Tuesday, October 23, 2012

Taken by Benedict Jacka Book 3 of the Alex Verus Series

 I'm going to say right from the beginning that I am huge fanpoodle of Benedict Jacka.  It took me longer than I would have liked to get to this book, but when I finally started, I read it from start to finish in one sitting.  Be prepared for much fanpoodling.

The days of a peaceful life running his store are over for Alex Verus.  After what happened with the Fateweaver he is now highly visible and in high demand.  When apprentices start to go missing, Alex decides to take a job hunting down the reason.  With his apprentice Luna at his side, Alex must face a force which may very well be impossible to stop.  If that were not enough Onyx, an old faux has a score he wants to settle.

Normally speaking, I don't like books with a lot of action but the interweaving of mystery and the interesting characters were absolutely gripping. Luna has finally gotten a degree of control over her power and though she will never be an equal of a mage, she is dangerous all on her own.  I love the growth that we have seen in this character from book one. Though she has a lot to learn, Luna is no longer content to wait to be saved and has become a very active part of Verus' investigations.

For the first time in this series, Jacka introduced characters of colour in this novel.  Variam is a heat mage and extremely powerful.  He has been given a raw deal by mage society and is determined to survive.  He is not easily trusting which is understandable given his history but he does in the end learn to trust Alex.  He is absolutely devoted to Anne though he does not like her but because his brother died trying to protect her.  I had a problem with this until it was revealed that Anne is a descendant of Indian mages who attacked the Jagadev - a non human of Indian descent. Jacka could have fallen into the trap of making Variam and Anne completely dependent on Verus as is often the case when the protagonist is a White male, but at the end of the day, they will have to make their own way in the world.  It means something to have a White male protagonist admit that though he has more experience, he is not as powerful as the two characters of colour.

One of things that I like best about Verus is that he lives in a universe of grey.  Thanks to the constant machinations of mage politics, Verus falls into neither the light or the dark mage categories.  He is not afraid to kill if he has to survive but he does not seek out violence.  Verus knows where his strengths lie and he never gets drawn into a battle where he does not have an edge.  I continue to find his talent of precognition to be fascinating and though this could essentially be a passive power, Jacka has made it very active and it heightens the plot.

Okay, I know a good review does not happen without some sort of criticism but really, do I have to say something negative about the precious?  Come on, it's the precious.  Fine.  This is book three in the series and Jacka has yet to introduce any GLBT characters or disabled characters.  The largest fault that I can find in this story is erasure and given the setting of the story, there is no excuse for this.  I am hoping that this will change in upcoming books because  it seems that Jacka is trying to widen his world with each successive novel.

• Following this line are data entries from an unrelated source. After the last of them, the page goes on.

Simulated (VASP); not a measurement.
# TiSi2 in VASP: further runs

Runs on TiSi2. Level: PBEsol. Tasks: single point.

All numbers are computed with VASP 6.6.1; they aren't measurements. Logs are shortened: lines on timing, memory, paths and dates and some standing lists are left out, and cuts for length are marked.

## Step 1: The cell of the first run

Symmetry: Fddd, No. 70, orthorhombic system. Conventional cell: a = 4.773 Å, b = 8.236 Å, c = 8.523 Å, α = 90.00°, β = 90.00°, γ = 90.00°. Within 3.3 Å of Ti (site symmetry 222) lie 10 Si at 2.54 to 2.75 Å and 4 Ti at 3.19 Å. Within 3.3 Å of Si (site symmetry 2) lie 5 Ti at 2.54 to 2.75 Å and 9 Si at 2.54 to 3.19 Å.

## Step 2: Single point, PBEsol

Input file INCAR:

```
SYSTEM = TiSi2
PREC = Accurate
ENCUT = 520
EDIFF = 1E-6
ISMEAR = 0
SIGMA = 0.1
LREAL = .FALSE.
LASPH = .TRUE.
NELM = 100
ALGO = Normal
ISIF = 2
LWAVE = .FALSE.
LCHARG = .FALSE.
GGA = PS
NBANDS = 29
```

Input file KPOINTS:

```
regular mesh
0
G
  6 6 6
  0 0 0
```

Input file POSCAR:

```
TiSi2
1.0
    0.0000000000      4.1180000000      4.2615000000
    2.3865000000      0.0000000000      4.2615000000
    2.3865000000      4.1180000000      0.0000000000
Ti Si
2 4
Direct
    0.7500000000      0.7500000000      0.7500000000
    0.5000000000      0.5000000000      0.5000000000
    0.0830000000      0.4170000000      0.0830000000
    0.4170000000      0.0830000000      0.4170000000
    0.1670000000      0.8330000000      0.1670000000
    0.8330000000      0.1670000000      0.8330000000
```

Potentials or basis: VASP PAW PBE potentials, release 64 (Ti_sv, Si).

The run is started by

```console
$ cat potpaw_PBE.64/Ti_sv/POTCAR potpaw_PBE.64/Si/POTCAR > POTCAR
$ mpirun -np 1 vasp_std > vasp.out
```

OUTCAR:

Of the three books in this series, I think that Taken is the one I like the best.  It is perfectly balanced between action and mystery.  Though I did figure out who the antagonist was before the ending, I wasn't sure exactly how Jacka would bring the pieces together. The novel was very quickly paced and it never felt that random events were happening to Verus and instead it was clear that he was actually investigating. This is a book I recommend that you don't pick up unless you have the time to finish it because it will be nearly impossible to point down.  The fanpoodling is officially over.